I don't completely disagree with your statement about gibberish being taught, but in general it does not apply to this particular situation. This was not a case of "better" schools not getting licensed or trying to shut down all private schools. I think that the decision was still the wrong one and that the statement by minister Kalliomaki is Orwellian, but this was a case of Social Democrat and Center Party (mostly church going rural people) controlled government not wanting to give power to group of Fundamental Christians. Most Finns, even highly educated ones, tend to be relatively happy with the private schools and there seems to none of the kind of "private schools for better academics" kind of movement in Finland.
2.10.2006 4:05pm
randomfinn:
Broncos wrote:

Randomfinn, might the Social Democrats (or whoever is in control of the decision) deny christian permits so that they could later deny muslim permits to Somalian-Finns? Or is the politics such that this isn't a likely thing for Social Democrats (or whoever would be in control of the decision)?

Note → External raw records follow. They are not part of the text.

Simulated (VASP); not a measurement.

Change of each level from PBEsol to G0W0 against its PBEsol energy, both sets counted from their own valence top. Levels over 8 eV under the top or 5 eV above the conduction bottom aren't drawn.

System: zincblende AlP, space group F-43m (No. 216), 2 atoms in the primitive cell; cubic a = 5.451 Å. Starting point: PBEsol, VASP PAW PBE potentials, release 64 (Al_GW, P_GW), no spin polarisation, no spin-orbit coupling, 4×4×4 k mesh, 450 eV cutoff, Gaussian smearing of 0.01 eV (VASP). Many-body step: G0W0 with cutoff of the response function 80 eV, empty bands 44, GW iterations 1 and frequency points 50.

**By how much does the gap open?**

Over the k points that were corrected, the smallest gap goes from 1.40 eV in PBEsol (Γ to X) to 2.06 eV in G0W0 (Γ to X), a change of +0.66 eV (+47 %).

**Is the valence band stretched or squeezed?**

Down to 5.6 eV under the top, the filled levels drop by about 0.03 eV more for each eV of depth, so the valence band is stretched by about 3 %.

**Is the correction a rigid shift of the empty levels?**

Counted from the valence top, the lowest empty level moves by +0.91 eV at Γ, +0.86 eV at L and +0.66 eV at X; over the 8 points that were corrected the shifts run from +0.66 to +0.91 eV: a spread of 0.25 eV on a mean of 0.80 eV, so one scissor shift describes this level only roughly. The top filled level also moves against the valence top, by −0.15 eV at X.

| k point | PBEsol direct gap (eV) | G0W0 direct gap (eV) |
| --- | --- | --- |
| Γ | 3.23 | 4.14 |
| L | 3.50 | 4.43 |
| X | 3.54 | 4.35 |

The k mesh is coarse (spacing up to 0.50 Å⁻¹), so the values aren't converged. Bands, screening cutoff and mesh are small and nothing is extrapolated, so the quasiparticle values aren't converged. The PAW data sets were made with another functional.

I don't think there is any evidence for this. I think this is more of government control of religion (=minority, more fundamentalist, Christian religion) question without any ethnic dimension. The number of Somalis in Finland is tiny (few thousand would my guess), Finland compared to other Western European countries is remarkable homogeneously.
2.10.2006 4:13pm
Broncos:
Thanks, again.
2.10.2006 4:13pm
Eugene Volokh (www):
Bill Twist: My favorite comment of the week!
2.10.2006 4:58pm
eeyn524 (mail):
Question for those who know - Prof. Volokh says that it would be unconstitutional to ban private schools. It's easy to see that a state couldn't prevent a church (or anyone else) from holding classes. But would it be unconstitutional to require all children 5-16 to attend public school from, say, 8-4am M-F, and any extra learning they want to do is on their own time? Not whether it should be unconstitutional, but has there been an SC case on it?
2.10.2006 6:46pm
Can't find a good name:
eeyn524: Yes, it would be unconstitutional to require all children to attend public school, according to the U.S. Supreme Court. The case is Pierce v. Society of Sisters, 268 U.S. 510 (1925), quoted above by commenter Steve. Here's a link to the decision. In that case, Oregon had passed a law requiring all parents and guardians of children aged 8 to 16 to send the children to public school until they completed the 8th grade, with certain limited exceptions; the Court declared the law unconstitutional.
2.10.2006 7:59pm
Duncan Frissell (mail):
In the case of the US, practice is moving towards even more freedom of private education in that home schooling has been legalized in all states in the last 30 years and is de facto (though not de jure) completely unregulated.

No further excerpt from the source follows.